Changes To Council Tax Rules Adds Costs For Landlords

UK Landlords are no doubt aware that local authorities have the discretion to charge full Council Tax on empty properties from 1st April 2013.

The changes affect all rental properties that previously would have been automatically exempt from charges, including all empty furnished and unfurnished properties available for rent.

Landlords with properties that are empty because of building work also lose the right for council tax exemption, as many local authorities have decided to charge the full amount from the first day that the property is empty.

These are the exact changes:

  1. Exemption class C (properties that are empty and unfurnished for up to six months) has been abolished and each council can decide whether to award a local discount in its place
  2. Councils can decide to charge an additional premium of up to 50% on homes that have been empty and unfurnished for two years or more
  3. Exemption class A (properties requiring or undergoing major repairs for up to 12 months) has been abolished and each council can decide whether to award a local discount in its place
  4. The minimum discount that councils can give for furnished homes that are no one’s ‘sole or main residence’ – i.e. second homes and unoccupied furnished lets – has been reduced from 10% to 0%.

Different local authorities may vary in their approach to charging landlords, some are charging landlords with empty properties the full Council Tax from day one, while others are allowing a short ‘grace’ period of perhaps a month and then either levying the full Council Tax or a proportion of it for the next five months.

Southwark Council in London is allowing empty, unfurnished properties to be exempt for two months, after which the full charge is applied. However, there is no exemption at all for empty, furnished rental properties. On properties empty for two years or more, it will charge an additional premium of 50%.

Spelthorne Council is giving a one-month exemption to empty, unfurnished rental properties, and then giving a 50% discount in month two, followed by a 25% discount in month three, followed by no discount. This local authority will also be charging 150% Council Tax on properties empty for over two years.

Information as to what each local authority has decided should be clearly displayed on their own individual council websites.

All local authorities will have to be notified promptly about empty rental properties, which could mean having to notify the council of an empty rental property on the day that tenants move out, even if it is going to be vacant just a very short while.

There has been speculation in the national media that some PRS landlords will raise their rental prices as a result.

Landlords will also have the problem of dealing with tenants who leave the rental property before the end of their notice period. Previously, tenants would have remained liable for Council Tax until the official end of their tenancy or until the rental property is let again, but these tenants are now excused Council Tax.

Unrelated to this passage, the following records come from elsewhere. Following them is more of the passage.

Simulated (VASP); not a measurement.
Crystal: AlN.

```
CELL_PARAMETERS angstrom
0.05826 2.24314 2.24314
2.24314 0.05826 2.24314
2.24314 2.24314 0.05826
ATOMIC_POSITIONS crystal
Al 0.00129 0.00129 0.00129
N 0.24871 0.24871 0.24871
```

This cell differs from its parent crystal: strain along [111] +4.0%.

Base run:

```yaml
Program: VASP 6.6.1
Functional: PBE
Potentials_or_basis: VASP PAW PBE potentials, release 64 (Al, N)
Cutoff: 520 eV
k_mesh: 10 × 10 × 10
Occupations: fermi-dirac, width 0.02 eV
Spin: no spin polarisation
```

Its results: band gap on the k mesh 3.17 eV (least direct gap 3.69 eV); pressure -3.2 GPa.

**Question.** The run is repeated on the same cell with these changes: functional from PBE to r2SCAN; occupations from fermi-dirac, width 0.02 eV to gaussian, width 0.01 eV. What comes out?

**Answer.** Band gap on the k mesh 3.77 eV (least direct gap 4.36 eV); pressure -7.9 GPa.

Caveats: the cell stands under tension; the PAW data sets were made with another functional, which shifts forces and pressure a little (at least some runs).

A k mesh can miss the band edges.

This has not mattered until now, because of the automatic exemption: however, it could mean that the landlord now has to pick up the Council Tax bill immediately.

Some local authorities are also taking a cumulative approach to empty rental properties, so that if granting an initial one-month exemption, the local authority may add up short periods of vacancy and bill the landlord for rental property that may have only been empty for just a few weeks within a year.

Landlords may wish to take a more pragmatic approach to rent if they are faced with paying Council Tax on an empty rental property. It may be better to lower the rent and offer rent guarantee insurance to incentivise tenants to move in quickly.

If buy to let landlords are using a lettings or property management agent, it is important to discuss the issue of Council Tax liability with them, not least because of the cost implications and the importance of marketing properties efficiently before they become vacant.

Lettings and property management agents should be up to speed on all the changes that affect Council Tax within their local authority area. Landlords should also make sure that the agent takes responsibility for ensuring that the local authority is informed when a rental property becomes empty.